Python in FC4 is compiled with UCS4 unicode strings instead of the upstream
default of UCS2, this changes the exported ABI and renders Fedora libpython
incompatible with other distributions. That's a serious problem, it means nobody
who wishes to distribute binaries on Linux can realistically embed Python or use
Python C modules in their app!
Red Hat has been shipping Python with UCS4 support since Red Hat Linux 9, if my
memory serves right. Doing so gives us access to large character sets, and it
also uncovered a number of bugs that were fixed upstream ever since. I don't
think we are in the position at this point to go back to UCS2, since we perceive
the future to be UCS4.
The way people solve the ABI incompatibility problem is by shipping packages for
specific distributions (which is probably the right thing to do in general).
If the future is UCS4 why isnt the upstream python package providing that by
default?. Has these patches been pushed there?. Distribution specific packages
for all third party software embedding python is a no go
I believe the answer is the amount of memory you are willing to use.
Python encodes Unicode characters as a fixed-size array of chars. This has the
advantage of simplifying a lot of the string operations, but it doubles or
quadruples the memory requirements if what you use mostly is ASCII only. The
flipside would have been to use UTF8 for the internal representation of Unicode
chars, which saves you memory when you use ASCII only (or mostly ASCII with very
few non-ASCII), but then string operations would be slowed down, since computing
the length of a string would require examining each character in the string to
see if it's a single-byte or multi-byte char.
UCS2 is using 2 bytes for each char, UCS4 uses 4 bytes. Unicode defines more
than 65535 characters, so a 2-byte representation is not enough (although, if I
understand correctly, characters outside of UCS2 are not that frequently used).

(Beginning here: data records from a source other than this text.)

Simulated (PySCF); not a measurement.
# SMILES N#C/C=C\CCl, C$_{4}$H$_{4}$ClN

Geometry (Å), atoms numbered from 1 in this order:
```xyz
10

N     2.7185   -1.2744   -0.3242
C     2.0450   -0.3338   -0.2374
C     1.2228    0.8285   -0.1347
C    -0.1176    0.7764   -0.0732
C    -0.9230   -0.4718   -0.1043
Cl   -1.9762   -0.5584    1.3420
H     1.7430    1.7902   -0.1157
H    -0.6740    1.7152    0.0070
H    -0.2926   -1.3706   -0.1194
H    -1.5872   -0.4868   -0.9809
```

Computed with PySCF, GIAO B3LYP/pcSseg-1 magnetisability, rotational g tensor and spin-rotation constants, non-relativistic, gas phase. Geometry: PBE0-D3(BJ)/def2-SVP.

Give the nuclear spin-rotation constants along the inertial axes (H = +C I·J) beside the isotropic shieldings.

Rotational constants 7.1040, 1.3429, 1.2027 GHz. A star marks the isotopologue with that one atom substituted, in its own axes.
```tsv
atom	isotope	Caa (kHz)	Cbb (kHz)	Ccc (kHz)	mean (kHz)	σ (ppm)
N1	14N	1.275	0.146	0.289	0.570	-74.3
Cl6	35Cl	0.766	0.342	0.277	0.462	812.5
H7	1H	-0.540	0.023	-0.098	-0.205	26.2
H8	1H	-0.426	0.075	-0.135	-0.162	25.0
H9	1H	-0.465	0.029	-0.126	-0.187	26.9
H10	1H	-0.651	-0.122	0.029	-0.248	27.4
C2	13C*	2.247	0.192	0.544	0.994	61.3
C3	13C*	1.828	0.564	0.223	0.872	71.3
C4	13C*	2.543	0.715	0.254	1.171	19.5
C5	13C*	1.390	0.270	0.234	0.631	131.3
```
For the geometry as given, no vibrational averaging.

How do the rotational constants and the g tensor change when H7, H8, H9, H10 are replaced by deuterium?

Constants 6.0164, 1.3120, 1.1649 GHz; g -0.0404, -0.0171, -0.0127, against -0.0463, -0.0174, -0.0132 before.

Moving from UCS2 to UCS4 (or the other way around) is a rather major undertake;
we decided to make that move some time ago, and we are trying to preserve the
ABI within Red Hat's products and avoid the exact type of problem you describe
There is no one-size-fits-all, unfortunately: people who don't care about
characters outside of UCS2 would probably want the extra memory back; OTOH, some
people want the ability to represent those chars.
That being said: which distros are still shipping UCS2? As far as I know, SuSE
ships UCS4 since 9, Debian ships UCS4. Mandriva 2006 seems to still be UCS2.